Hacker Newsnew | past | comments | ask | show | jobs | submitlogin

This is very interesting. Anybody use it? Alternatives?


We help bring gpu visual analytics & investigation automation to users of all sorts of graph DBs (think tableau & servicenow for graph), so based on our enterprise/big tech/gov/startup interactions:

1. Shortlist (and in no order): Neo4j, AWS Neptune, Datastax Graph, TigerGraph, Azure CosmosDB, and JanusGraph (Titan fork) are the ones we see the most in practice, and not in production but rumor-mill, Dgraph, RedisGraph, & ArangoDB. The three-and-four-letter types seem to roll their own, for better or worse. There are also some super cool ones that don't get visibility outside of the HPC+DoD world, like Stinger & Gunrock. Interestingly, the reality is a ton of our graph users aren't even on graph DBs (think Splunk/ELK/SQL), and for data scientists, just do ephemeral Pandas/Spark. As someone from the early days of the end-to-end GPU computing movement, we're incorporating cuGraph (part of nvidia rapids.ai) into our middle tier, so you get to transparently benefit from it while looking at data in any of the above.
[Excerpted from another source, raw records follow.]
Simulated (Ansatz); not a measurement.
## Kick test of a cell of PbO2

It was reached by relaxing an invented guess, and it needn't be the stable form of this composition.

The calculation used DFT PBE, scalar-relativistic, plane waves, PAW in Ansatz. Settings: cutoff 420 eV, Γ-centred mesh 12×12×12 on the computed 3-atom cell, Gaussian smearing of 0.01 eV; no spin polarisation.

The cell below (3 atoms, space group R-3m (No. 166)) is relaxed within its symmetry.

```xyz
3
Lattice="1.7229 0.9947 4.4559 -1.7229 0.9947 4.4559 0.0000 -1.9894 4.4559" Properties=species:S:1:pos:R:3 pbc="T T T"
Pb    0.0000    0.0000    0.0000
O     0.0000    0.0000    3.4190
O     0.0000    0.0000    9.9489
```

2. I now slice graph DB's more in terms of OLTP (neo4j, janus, neptune, maybe tiger) vs OLAP (spark graphx, cugraph) vs batch (janus, tiger) vs friendly BI/data science (neo4j) vs friendly app dev / multi-modal add-on (CosmosDB, Neo4j, Arango, Redis). Curious to see how this goes -- given the number of contributors, I'm guessing it's doing well in at least one of these. +1 to hearing reports from others!


Thanks, I really appreciate the comprehensive write up of what your team is seeing. Any chance of a longer blog post that expands on this, especially pro-cons and performance?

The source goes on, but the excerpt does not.